Home Affairs Minister Carm Mifsud Bonnici said this morning that despite its best intentions, Malta would never be in a position to successfully integrate more than a very small number of legally residing third-country nationals.

Speaking at a UNHCR conference on the integration of refugees in Malta, Dr Mifsud Bonnici said that future policy development would require that all those who offered mainstream services to migrants enjoying protection would clarify the exact nature of the rights and entitlements of those holding this status.

“Our society needs to come to a stage, precisely because of the need to seriously adopt the ‘integration is a two-way process’ policy principle, where newcomers to our society are enabled to participate in it and contribute to it by making it clear what they can be expected to receive and what not, and what they are expected to contribute and what not.

“It would no longer be acceptable for those offering private or public services to tell anyone that he is not entitled to a service because of the lurking suspicion or prejudice that a black person cannot be entitled to anything.

“Likewise, it would no longer be acceptable for someone to remain for excessive lengths of time in a reception centre at the public’s cost, when that person is expected to start contributing to society as soon as possible. To implement this goal, all services, state or public, need to be ‘integration-friendly.’ This is the next stage, where we need to get to in the next few years,” Dr Mifsud Bonnici said.

The minister said that between 2002 and 2007 around 8,880 irregular immigrants reached the Maltese islands.

“In these difficult circumstances, both for the persons arriving themselves and for the authorities, Malta’s commitment to protection for those entitled to it is amply manifested by the data: we have granted protection to slightly less than half of asylum applicants who requested protection in the period between 1st January 2002 and 31st December 2007. In real numbers, of the 5,337 asylum applications submitted during this period, involving 5,856 persons, 193 persons have been awarded refugee status and 2,625 have been granted humanitarian protection whilst there were 2,278 rejections.”

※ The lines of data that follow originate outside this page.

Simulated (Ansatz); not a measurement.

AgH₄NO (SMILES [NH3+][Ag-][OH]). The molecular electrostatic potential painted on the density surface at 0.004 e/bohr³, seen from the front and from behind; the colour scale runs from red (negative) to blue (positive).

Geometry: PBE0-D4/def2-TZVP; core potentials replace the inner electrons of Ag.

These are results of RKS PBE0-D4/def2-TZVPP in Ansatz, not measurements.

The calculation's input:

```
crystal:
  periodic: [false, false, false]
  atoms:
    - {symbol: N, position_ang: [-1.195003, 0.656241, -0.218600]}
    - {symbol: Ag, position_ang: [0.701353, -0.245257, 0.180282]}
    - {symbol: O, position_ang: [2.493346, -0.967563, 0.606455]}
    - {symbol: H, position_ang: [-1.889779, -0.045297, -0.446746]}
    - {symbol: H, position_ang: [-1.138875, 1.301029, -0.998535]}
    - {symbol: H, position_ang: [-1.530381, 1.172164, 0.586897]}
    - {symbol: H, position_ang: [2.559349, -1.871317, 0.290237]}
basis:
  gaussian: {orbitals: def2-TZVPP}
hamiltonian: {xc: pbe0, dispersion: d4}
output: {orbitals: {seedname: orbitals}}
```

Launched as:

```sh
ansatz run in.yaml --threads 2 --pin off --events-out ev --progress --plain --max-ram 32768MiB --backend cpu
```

“Notwithstanding our best desires, Malta will never be in a position to successfully integrate more than a very small number of legally residing third-country nationals. Since we are carrying a disproportionate share of the burden at the beginning of the process of asylum, this should be granted to Malta, and hence the need for continuing all our efforts to return and resettle, depending on status,” Dr Mifsud Bonnici said.